Sunday, September 11, 2022

 Monday in the 24th Week of Ordinary Time, September 12, 2022

The Feast of the Most Holy Name of the Blessed Virgin Mary


Luke 7, 1-10


When Jesus had finished all his words to the people, he entered Capernaum. A centurion there had a slave who was ill and about to die, and he was valuable to him. When he heard about Jesus, he sent elders of the Jews to him, asking him to come and save the life of his slave. They approached Jesus and strongly urged him to come, saying, “He deserves to have you do this for him, for he loves our nation and he built the synagogue for us.” And Jesus went with them, but when he was only a short distance from the house, the centurion sent friends to tell him, “Lord, do not trouble yourself, for I am not worthy to have you enter under my roof. Therefore, I did not consider myself worthy to come to you; but say the word and let my servant be healed. For I too am a person subject to authority, with soldiers subject to me. And I say to one, Go, and he goes; and to another, Come here, and he comes; and to my slave, Do this, and he does it.” When Jesus heard this he was amazed at him and, turning, said to the crowd following him, “I tell you, not even in Israel have I found such faith.” When the messengers returned to the house, they found the slave in good health.


This feast was added to the Church calendar in 1684 to commemorate the victory of the Catholic armies of the Holy Roman Empire and the Kingdom of Poland under King John III Sobieski over the Ottoman Turks, who were threatening to overrun Europe at that time.  Thanks to this decisive  victory, the Ottomans never again threatened Western Europe, and from then on underwent a slow decline which resulted in most of the Balkans being freed from Moslem rule by the beginning of the twentieth century.  Over the centuries, three feasts were added to the calendar in celebration of God’s preserving Christendom from the Muslims: the Feast of the Transfiguration on August 6; the present feast; and the Feast of the Most Holy Rosary on October 7.  The calendar resulting from the Second Vatican Council did not include the feast, but Pope John Paul II reinstated it some years later.  It is fitting that the Virgin Mary’s name is connected to this victory, for she is “terrible as an army in battle array” (Song of Songs 6, 9), that is, mighty to deliver those who love her from the temptations and threats of all our enemies.

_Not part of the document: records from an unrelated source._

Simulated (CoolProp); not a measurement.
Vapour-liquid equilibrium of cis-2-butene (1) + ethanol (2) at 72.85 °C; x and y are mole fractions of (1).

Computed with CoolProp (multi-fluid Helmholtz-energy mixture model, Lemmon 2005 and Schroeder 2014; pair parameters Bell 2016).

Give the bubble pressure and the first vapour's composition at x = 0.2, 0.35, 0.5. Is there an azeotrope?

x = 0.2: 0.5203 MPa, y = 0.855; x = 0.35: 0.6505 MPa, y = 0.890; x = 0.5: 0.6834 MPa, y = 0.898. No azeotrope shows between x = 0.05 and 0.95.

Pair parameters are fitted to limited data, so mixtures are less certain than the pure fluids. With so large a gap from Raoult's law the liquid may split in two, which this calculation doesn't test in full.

In the Gospel Reading for today’s Mass, we find the Lord at Capernaum after a long tour of preaching and healing.  He has no sooner arrived than he is met with the leaders of the town, who implore him to go to the house of the local centurion in order to heal his slave.  The fact that the leaders praise the centurion for building their synagogue tells us that they had some doubt that the Lord would do this for a Gentile.  Since this event occurs early in the Lord’s Public Life, they may have thought that he belonged to the Pharisees or at least shared some of their tendencies.  But the Lord does not need to be urged to do a good deed for anyone and so he heads off.  He makes his way through the countryside, following the elders of the Jews who knew where his house lay.  The Lord Jesus had nearly come to the house when messengers arrived forestalling him.  They had a new message from the centurion: “Lord, do not trouble yourself, for I am not worthy to have you enter under my roof.”  We might wonder how the centurion knew the Lord was coming.  One of the elders, or a messenger sent by him, must have hurried ahead to let the centurion know.  This elder or messenger would not have gotten that much of a lead over Jesus because the Lord headed out as soon as he heard that he was needed.  This would explain why these messengers stopped him just before he came to the house.  As to the message itself, it is interesting that the elders of the Jews had said that the man was worthy of this favor, but the man himself stated that he was not.  It is possible that the elder or messenger who had brought the news of the Lord’s coming had explained to the centurion how they had praised him.  The centurion, however, did not want the Lord to think that he believed himself deserving of a favor.  Although in the employ of the Roman Empire, he fostered no illusions about himself.  


“Say the word and let my servant be healed.”  This prayer — for that is what it is — moved the Lord very much because of its humility and simplicity.  Very often, when we need some kind of help we make a long story about our unfortunate circumstances and why we deserve help.  Sometimes we get so tied up in our story that the person we are asking cannot tell what we want.  The simplicity of this prayer says to the Lord: I can do nothing of myself.  Only you can help me.  And that is what the Lord wants to hear from us.  Everything else is pride.  “I tell you, not even in Israel have I found such faith.”  That is, “among the Jews”.  The Lord speaks this aloud so that the messengers, the elders of the Jews, and his disciples can hear this.  He says this not so much as a reproach but as praise of the Gentile’s prayer that will teach all others how to approach him, and how to pray.


When we look at our Lady’s words, as both St. Luke and St. John record them for us, we see how directly, humbly, and simply she speaks with humans, angels, and her Son.  She does not clouds her questions with extraneous matter nor try to justify why someone should do what she asks.  She asks, and receives.